Too often, Black women are forced to harden their demeanors or tone down their looks to avoid sexual advances—and to no avail. Every Black woman I know—no matter the culture—will say, “call (or text me) when you arrive” or “send me your location.” I am sure it happens with other cultures, but the sentiment is not as commonly shared among my diverse group of friends and family—if something happens, we are the ones that will find you.
Teach Them While They’re Young
A moral foundation starts at home. When I was a teacher at an Instituto in Spain, one of my colleagues asked if I could present myself to her class so they could interact with a native English speaker. Halfway through my presentation, I allowed the students to ask me questions. Sexually suggestive questions soon flooded my ears:
Do you prefer men or women?
How much do you cost for one night?
Can I kiss you?
Can you twerk?
My emotions shifted quickly from disbelief to disgust, anger to disappointment. It was not the first or the last inappropriate comment I’d experienced at that school. I lost count of how many times I considered quitting, but I was determined to make a difference, even if it was one student at a time. To start, with the help of the teacher who invited me to the class, we explained why their comments, expectations, and disrespect were unappreciated and unacceptable. They unhesitatingly admitted their opinions of Black women were imparted by family members that regarded African women as sex workers.
After giving two warnings—and to no avail—I let them know how hurtful and degrading their behavior was and that I would no longer return to their class. It was imperative to set clear boundaries and adhere to my word. At the end of the period, I heard a knock on the lounge door and saw 18 cherubic faces smiling at me, singing a chorus of apologies. I accepted each one of their hugs but held firm about not returning to their classroom. From that day on, I received jubilant hellos, polite talk, and high-fives from many students in the halls.

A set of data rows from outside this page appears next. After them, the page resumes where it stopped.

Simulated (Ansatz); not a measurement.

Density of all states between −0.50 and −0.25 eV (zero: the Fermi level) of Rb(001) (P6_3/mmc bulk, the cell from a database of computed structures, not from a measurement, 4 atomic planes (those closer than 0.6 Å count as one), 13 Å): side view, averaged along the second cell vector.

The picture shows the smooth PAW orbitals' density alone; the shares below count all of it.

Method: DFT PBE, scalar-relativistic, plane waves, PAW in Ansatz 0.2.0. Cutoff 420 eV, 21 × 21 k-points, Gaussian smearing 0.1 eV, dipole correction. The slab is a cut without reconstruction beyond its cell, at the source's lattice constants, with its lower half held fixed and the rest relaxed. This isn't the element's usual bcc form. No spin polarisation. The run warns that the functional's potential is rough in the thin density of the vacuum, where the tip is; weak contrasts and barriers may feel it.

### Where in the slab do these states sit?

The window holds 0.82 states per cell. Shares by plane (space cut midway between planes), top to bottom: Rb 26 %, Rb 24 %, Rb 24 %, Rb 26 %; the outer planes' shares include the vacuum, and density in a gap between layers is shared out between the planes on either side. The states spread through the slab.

It can be draining to educate others while managing your inner turmoil—and no one is obligated to do so—but one thoughtful conversation or interaction can alter a person’s perception enough to challenge their beliefs and change their behavior.
What Role Does Media Play?
Black people are still perceived negatively because of negative media portrayals. The media has stereotyped Black women as hypersexual monoliths for most of history, from the Blaxploitation movies of the 1970s to the video vixens and famous entertainers of today. We’re incessantly being over-policed for our demeanors and the way we speak. We’re shamed and fetishized for the very features that make us unique and beautiful.
Black women are the recipients of unprovoked solicitation, vulgar gestures, groping, and even sexual assaults based on negative stereotypes or “exotic” features so often that a common question asked in online communities is: “Is it safe for Black women to travel to [insert location]?”
Take the time to search through diverse topics and mediums to learn more about Black culture worldwide, which varies from country to country and across cultures. Enjoy poetry, novels, essays, and food from different nations. Visit neighborhoods that are predominately Black for authentic and unbiased cultural exchanges.
Here are some common issues that Black women may encounter while traveling abroad:
– Being stared at, followed, or groped
– Being subjected to vulgar comments, questions, gestures, touching, and moaning
– Strangers petting or tugging their hair without permission
– Receiving dismissive or incredulous responses or comments after being victimized
How You Can Make an Impact
Back in the United States of America, one study shows that “57.5% of all juvenile prostitute arrests are Black children” and “40% of human trafficking victims were identified as Black women.” The study also reveals that “in an interview with the Urban Institute, traffickers admittedly believe that trafficking Black women would land them less jail time than trafficking white women if they were caught.” And these are just the numbers that are on record. Countless more crimes go unreported due to fear, intimidation, distrust, or rejection.
If you see a Black woman getting harassed, you can help out in a multitude of ways:
– Speak up! It can be scary handling intimidating situations by yourself.
– Seek out an authority figure (police, security guard) or alert more people to the trouble.
– If possible, try to guide them away from danger and to safety.
– (Re)educate the people around you because those who know better do better.
– There are countless cultures and subcultures around the world. Take the time to learn more about people that extend past the pages of a textbook, magazine, or through social media.
– Be mindful that sensual or sexual comments, questions, or gestures can be considered disrespectful or operate outside someone’s boundaries.
– Offer a kind word. Expressing empathy can kickstart the healing journey.
While being admired is nice, curiosity can sometimes cross a line. Travel allows others to learn more about different cultures, debunk stereotypes, and show appreciation for the world we live in. While differences can be attractive, respecting boundaries can mean all the difference to someone experiencing a new country.